William Browne’s ‘Underneath this sable hearse’ was said by Whalley to be ‘universally assigned’ (6.277) to Jonson. This ascription has not been found in any manuscript, although the poem was extremely popular among miscellanists. Its presence in Browne’s autograph (BL Lansdowne MS 777, fol. 43v) as well as in manuscripts which ascribe it to him (e.g. Bodleian MS Rawl. poet. 160, fol. 27, and Trinity College Dublin MS G.2.21, p. 487) ensure that only an edition which sought (as this does not) comprehensively to reproduce everything that has ever been thought to be Jonson’s could be criticised for omitting it. ‘On Black Hair’ is ascribed to Walton Poole in several manuscripts, and there is no reason to doubt this attribution. This is one of the most popular poems in seventeenth-century manuscript miscellanies (a very partial account of the surviving manuscripts is in Wolf, 1948) and is implausibly ascribed to Jonson in BL Add. MS 21433, fol. 109v, and BL Harley MS 6057, fol. 9v. The robust line of ascriptions to Poole confirms the suspicion that its lexis, metre, and laddishly explicit heterosexuality mark it as quite unlike anything else in the Jonsonian canon. H&S do not print it, despite the fact that, like ‘The Good Wife’s Ale’, it is sometimes ascribed to Jonson. Presumably they do not do so because it is obscene. The poem is not reproduced here because there are strong grounds for believing that someone other than Jonson wrote it.
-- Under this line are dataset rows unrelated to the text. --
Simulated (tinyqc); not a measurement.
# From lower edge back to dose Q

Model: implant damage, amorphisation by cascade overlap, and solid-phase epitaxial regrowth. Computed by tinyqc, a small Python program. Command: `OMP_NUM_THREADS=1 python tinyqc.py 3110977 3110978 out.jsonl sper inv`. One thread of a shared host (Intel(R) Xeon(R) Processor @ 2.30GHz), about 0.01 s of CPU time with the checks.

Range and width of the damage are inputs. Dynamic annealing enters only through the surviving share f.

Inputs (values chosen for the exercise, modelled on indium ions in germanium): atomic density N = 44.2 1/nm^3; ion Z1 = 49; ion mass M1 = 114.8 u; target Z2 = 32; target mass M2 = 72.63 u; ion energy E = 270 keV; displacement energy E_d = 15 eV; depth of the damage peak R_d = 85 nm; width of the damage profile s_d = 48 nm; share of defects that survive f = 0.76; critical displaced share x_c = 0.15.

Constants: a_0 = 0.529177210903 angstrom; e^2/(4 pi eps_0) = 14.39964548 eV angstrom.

Excluded from this gathering is the poem ‘To his Confined Friend Mr Felton’. Here Jonson was accused of authorship and hotly denied it (see Life Record 76, where the poem is reproduced). The style does not mark it as his, as doubtless Jonson pointed out when he ‘condemned’ the verses to the Attorney General, who examined him over the authorship of the poem on 26 October 1628. The question of whether or not Jonson wrote any given poem, which can seem academic in the worst sense today, was anything but that in the 1620s: Star Chamber could investigate who wrote a given set of verses, and unless one could provide convincing evidence that one was not the author one could be imprisoned or have one’s ears cropped. Although some of the weaker pieces gathered here might make Jonson’s ears tingle, they should not make them bleed: in most cases he is extremely unlikely to have written them.
Poems Ascribed to Jonson in The Underwood and Benson
1
Underwood 39
An Elegy
To make the doubt clear that no woman’s true,
Was it my fate to prove it full in you?
Thought I but one had breathed the purer air,
And must she needs be false because she’s fair?
Is it your beauty’s mark, or of your youth, 5
Or your perfection not to study truth?
Or think you heaven is deaf, or hath no eyes,
Or those it has wink at your perjuries?
Are vows so cheap with women, or the matter
Whereof they are made, that they are writ in water 10
And blown away with wind? Or doth their breath,
Both hot and cold at once, threat life and death?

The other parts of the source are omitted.